All U.S.-bound flights face new screening
DUBAI, United Arab Emirates — All incoming flights to the United States will be subject to new security screening procedures, including both American citizens and foreigners possibly facing security interviews from airline employees, a U.S. government official said Wednesday.
The announcement from the U.S. Transportation Security Administration comes after five global longhaul airlines — Air France, Cathay Pacific, EgyptAir, Emirates and Lufthansa — said they would begin the new security interviews starting Thursday. A sixth carrier, Royal Jordanian, said it would begin the new procedures in mid-January after U.S. authorities granted RJ’s request for a delay in implementing the measures.
However, the airlines offered different descriptions of how the interviews would take place, ranging from another form a traveler would have to fill out to actually being questioned by an airline employee.
U.S. carriers also will be affected by the new rules. Delta Air Lines said it was telling passengers traveling to the U.S. to arrive at the airport at least three hours before their flight and allow extra time to get through security. United declined to comment, while American did not immediately respond to a request for comment. It wasn’t immediately clear when the U.S. carriers would begin the procedures.

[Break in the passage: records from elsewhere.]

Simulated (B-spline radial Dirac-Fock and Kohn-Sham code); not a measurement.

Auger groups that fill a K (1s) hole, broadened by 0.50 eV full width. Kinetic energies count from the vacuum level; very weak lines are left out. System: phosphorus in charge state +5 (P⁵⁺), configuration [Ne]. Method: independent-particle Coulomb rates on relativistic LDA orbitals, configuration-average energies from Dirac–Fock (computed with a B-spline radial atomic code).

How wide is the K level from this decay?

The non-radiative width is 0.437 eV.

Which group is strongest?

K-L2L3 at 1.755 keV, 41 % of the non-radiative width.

The new security measures come after the Trump administration previously rolled out a laptop ban and travel bans that have thrown the international travel industry into disarray.
The new rules also come at the end of a 120-day deadline for airlines to meet new U.S. regulations following the ban on laptops in airplane cabins of some Mideast airlines being lifted.
“The security measures affect all individuals, international passengers and U.S. citizens, traveling to the United States from a last point of departure international location,” said Lisa Farbstein, a spokeswoman for the TSA. “These new measures will impact all flights from airports that serve as last points of departure locations to the United States.”
She put the number of flights affected at around 2,100 daily. She also said it would include “heightened screening of personal electronic devices” and stricter security procedures around planes and in terminals.
Air France said it will begin new security interviews on Thursday at Paris Orly Airport and a week later, Nov. 2, at Charles de Gaulle Airport. It said the extra screening will take the form of a questionnaire handed to “100 percent” of passengers.
Emirates said it would begin doing “pre-screening interviews” at its check-in counters for passengers flying out of Dubai and at boarding gates for transit and transfer fliers.
“These measures will work in complement with the current additional screening measures conducted at the boarding gate,” it said.
Hong Kong-based Cathay Pacific Airways Ltd. said on its website that it had suspended self-drop baggage services and that passengers heading to the U.S. “will be subject to a short security interview” when checking their luggage. Those without bags would have a similar interview at their gates.